After their use in Ancient Greece for raising the height of important characters in the Greek theatre and their similar use by high-born prostitutes or courtesans in Venice in the 16th Century, platform shoes are thought to have been worn in Europe in the 18th century to avoid the muck of urban streets. Of similar practical origins are Japanese geta. There may also be a connection to the buskins of Ancient Rome, which frequently had very thick soles to give added height to the wearer.
Platform shoes enjoyed some popularity in the United States, Europe and the UK in the 1930s, 1940s, and very early 1950s, but not nearly to the extent of their popularity in the 1970s and 1980s, when the biggest, and most prolonged, platform shoe fad in U.S. history began at least as early as 1970 (appearing in both advertisements and articles in 1970 issues of Seventeen magazine), and continued through the late-1980s though not in Europe or the UK where they had all but died out by 1979. At the beginning of the fad, they were worn primarily by young women in their teens and twenties, and occasionally by younger girls, older women, and (particularly during the disco era) by young men , and although they did provide added height without nearly the discomfort of spike heels, they seem to have been worn primarily for the sake of attracting attention. Many glam rock musicians wore platform shoes as part of their act.
While a wide variety of styles were popular during this period, including boots, espadrilles, oxfords, sneakers, and both dressy and casual sandals of all description, with soles made of wood, cork, or synthetic materials, the most popular style of the early 1970s was a simple quarter-strap sandal with light tan water buffalo-hide straps (which darkened with age), on a beige suede-wrapped cork wedge-heel platform sole. These were originally introduced under the brand name, "Kork-Ease," but the extreme popularity (perhaps fueled by their light weight and soft leather) supported many imitators. Remarkably, even including all of the knock-offs, and given that they are said to have never been formally designed there was very little variation in style, and most of that variation was limited to differences in height.

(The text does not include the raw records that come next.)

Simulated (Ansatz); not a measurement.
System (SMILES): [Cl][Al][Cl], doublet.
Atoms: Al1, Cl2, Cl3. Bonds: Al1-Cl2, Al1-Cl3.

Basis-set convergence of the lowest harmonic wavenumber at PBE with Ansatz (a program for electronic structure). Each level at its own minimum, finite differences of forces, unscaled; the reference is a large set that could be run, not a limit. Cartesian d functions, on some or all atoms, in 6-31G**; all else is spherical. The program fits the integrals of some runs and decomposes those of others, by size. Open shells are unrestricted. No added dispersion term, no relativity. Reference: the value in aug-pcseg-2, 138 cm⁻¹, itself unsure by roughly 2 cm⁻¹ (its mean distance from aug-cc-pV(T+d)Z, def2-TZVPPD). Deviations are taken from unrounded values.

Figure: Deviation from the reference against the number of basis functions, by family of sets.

In February 2006, a Texas-based company opened a website, claiming to be the legitimate successor to the original Kork-Ease company. Their site claims that the original company had been founded in 1953, implying further that their platform sandals also originated in 1953. This is somewhat suspect: aside from being less than entirely consistent with Linda O'Keeffe's book, Shoes : A Celebration of Pumps, Sandals, Slippers & More (New York: Workman, 1996), pp 388-9, it further implies that the footgear in question was introduced just as the last gasps of the brief 1930s and 1940s platform shoe fads were waning, survived for a decade and a half in almost complete obscurity, then rocketed to ubiquity at the beginning of the 1970 platform fad, only to be forced into obscurity, and near-total extinction by successive waves of the fad by the late 1970s.
As the fad progressed, manufacturers like Candie's stretched the envelope of what was considered too outrageous to wear, while others, like Famolare and Cherokee of California, introduced "comfort" platforms, designed to combine the added height of platforms with the support and comfort of sneakers, or even orthopedic shoes, and by the time the fad finally fizzled in the late 1980s, girls and women of all ages were wearing them. It may also be a by-product of this fad that Scandinavian clogs, which were considered rather outrageous themselves in the early 1970s, had become "classic" by the 1980s.
Vivienne Westwood, the UK fashion designer, re-introduced the high heeled platform shoe into high-fashion in the early 1990s; it was while wearing a pair with five inch platforms and nine inch heels that the super model, Naomi Campbell, took a tumble on the catwalk or runway at a fashion show. However they did not catch on quickly and platform shoes only began to resurface in mainstream fashion in the late 1990s, thanks in part to the UK band the Spice Girls, whose members were known for performing in large shoes.
The United Kingdom (and European) experience of platform shoes was somewhat different from that of the United States. Britain generally is not as concerned with women's feet appearing as small as possible; for example it was not unknown in the US for women to have their small toe removed in order to wear a smaller size short pointed shoe , and the long pointed shoes of the early 2000s, that give an elongated look to the foot, were and are still more popular in the US than in the UK.
Platform shoes took off in a very big way amongst most age groups and classes of UK men and women in the 1970s. Whilst wedge heels were popular on platforms in the summer, high thick separate heeled platform boots and shoes were 'all the rage'. Many of the shoe styles were recycled 1940s and early 1950s styles, but both shoes and boots were often in garish combinations of bright colours. The Spice Girls, as with many UK young women and even men of the time, would have seen their mothers' and fathers' '70s shoes at the back of the wardrobe and would have played in them as little girls and boys. (This kind of childhood experiences may explain why fashion seems to repeat on a twenty year cycle).
The trend firmly re-established itself in the Developed World fashions of the late 1990s and very early 21st century with a much higher threshold of what was considered outrageous: mothers and fathers of 1997 to 2004 typically think nothing of buying their preschool-age daughters and sons platform sandals that US parents of 1973 would not have wanted their high-school-age daughters and sons wearing and UK parents of 1973 would not have wanted their prepubescent daughters and sons wearing, and the Walt Disney Company has licensed Mickey Mouse cutouts and "Disney Princess" and "Action Man" images on footwear that in earlier decades would have been considered totally inappropriate for the company's "wholesome" image.
Platform shoes made of plastic (usually Lucite or something similar), typically extremely high ones, are strongly associated with the adult entertainment industry and are commonly worn by strippers and pole and lap dancers during their performances. Perhaps because of this, they also seem to be rather popular among young US and UK women in their teens and twenties (the same age group among which platform shoes were widely popular in the early 1970s), because they have retained the shock value that less extreme platform footgear had lost by the 1990s. Paradoxically, and perhaps because of romantic associations with "Cinderella," less extreme clear plastic platform shoes are rather popular as prom, wedding, and even children's footgear.